Don’t let the extremely competitive culture at your high school distort your perspective. You will have plenty of options.
I don’t recommend you think very seriously about UW-Seattle. Getting into CS there is crazy-competitive. Getting direct-admit to CS as a freshman is difficult even for Washington residents, and UW heavily advantages in-state applicants for CS Direct Entry. If you get into UW and then apply to CS, you’ll need essentially a perfect GPA in the lower-division “weeder” classes to even apply. Nobody needs that kind of stress and a 70% chance of being shut out of your desired major.
Community college isn’t necessarily a bad option at all - De Anza and Foothill both have the Computer Science AA-T which will flow seamlessly into a CSU computer science program; and both schools have Honors programs that provide a more direct pipeline to UC.

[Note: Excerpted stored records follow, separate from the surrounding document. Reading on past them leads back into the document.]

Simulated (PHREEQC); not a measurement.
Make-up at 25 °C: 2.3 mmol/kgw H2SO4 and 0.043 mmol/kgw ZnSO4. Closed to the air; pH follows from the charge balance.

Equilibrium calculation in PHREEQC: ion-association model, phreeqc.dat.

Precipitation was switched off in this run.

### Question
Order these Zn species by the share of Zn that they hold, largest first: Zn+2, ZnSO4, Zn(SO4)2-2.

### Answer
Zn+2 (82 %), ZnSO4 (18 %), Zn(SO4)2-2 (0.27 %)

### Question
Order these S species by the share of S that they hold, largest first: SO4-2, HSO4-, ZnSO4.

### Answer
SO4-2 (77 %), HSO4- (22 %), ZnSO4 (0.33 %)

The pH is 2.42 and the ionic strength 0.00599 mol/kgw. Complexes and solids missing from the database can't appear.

For UC’s, as Gumbymom says, it depends how your junior year goes. But be aware that CS is more competitive than admission in general at most UC’s. (And it’s very hard to switch into if you don’t get into the major initially.) Santa Cruz has a terrific CS program, and Merced’s is good too, so maybe focus on those for now and then you can always look at the even more competitive programs if your stats trend upward and your standardized tests go well.
Likewise, the most competitive CSU CS programs, like Cal Poly SLO, are devilishly hard to get into. But there are also fine programs at CSU’s that you’re almost certain to be able to attend, and many of them have a great residential experience on offer. Look at Humboldt State, Monterey Bay, and Channel Islands for starters. More competitive but entirely possible depending on your stats would include Sonoma, Northridge, and Fullerton. SJSU, Long Beach, and SDSU are getting tough to get into, but you may be qualified when the time comes - press on and see how it goes!
I’m not suggesting less-competitive schools to discourage you; I want you to see that even in what your hyper-competitive school might portray as the “worst case scenario,” you can go to college, have a great experience, get the degree you want, and end up working side by side in tech with your overachiever classmates. If you start by looking at program that you know will be an option, and see that there’s nothing wrong with those options at all, then perhaps you can breathe and enjoy high school a little more. Doing your best is important, but life is too short to torture yourself over the prestige arms race!
To give another example… have a look at Portland State University. You would have no trouble getting in, and they have a great computer science program. They’re located in a fun city with great public transit. One of my d’s best friends fell in love with PSU, applied there in September, got in two weeks later, and enjoyed a happy senior year while the rest of her friends freaked out about college admissions. She loves it there, has great friends, loves the city, and it going to be an RA next year. The WUE rate makes it a great financial deal too.
My point is… your mission at this point is to identify AT LEAST one safety school where you know you could be happy to go. If that’s De Anza/Foothill, that is fine. If it’s one of the non-impacted CSU’s, great too. If it’s a less-competitive WUE school like PSU or Northern Arizona or U of Hawaii or Eastern Washington, also great. (Search WUE schools by major here: http://wue.wiche.edu/search1.jsp ) You just need to defuse the false sense of doom that schools like yours can induce - if you want to go to college, you can and will go to college! (And CS is a field where the name of your school matters much less than your skill-set.)
There are many private colleges and universities, as well as public ones outside of CA and the WUE states, that will be possible too, admissions-wise, but the range of options will depend on your financial situation as well as your stats. To begin with, you have plenty of public U’s to look at in CA and the western states. Try to visit a few of the “sure bet” and likely-admit schools and experience proof-of-concept that all will be well at schools you know will be on the menu. With that assurance in your pocket, give junior year your best shot and then see where things stand.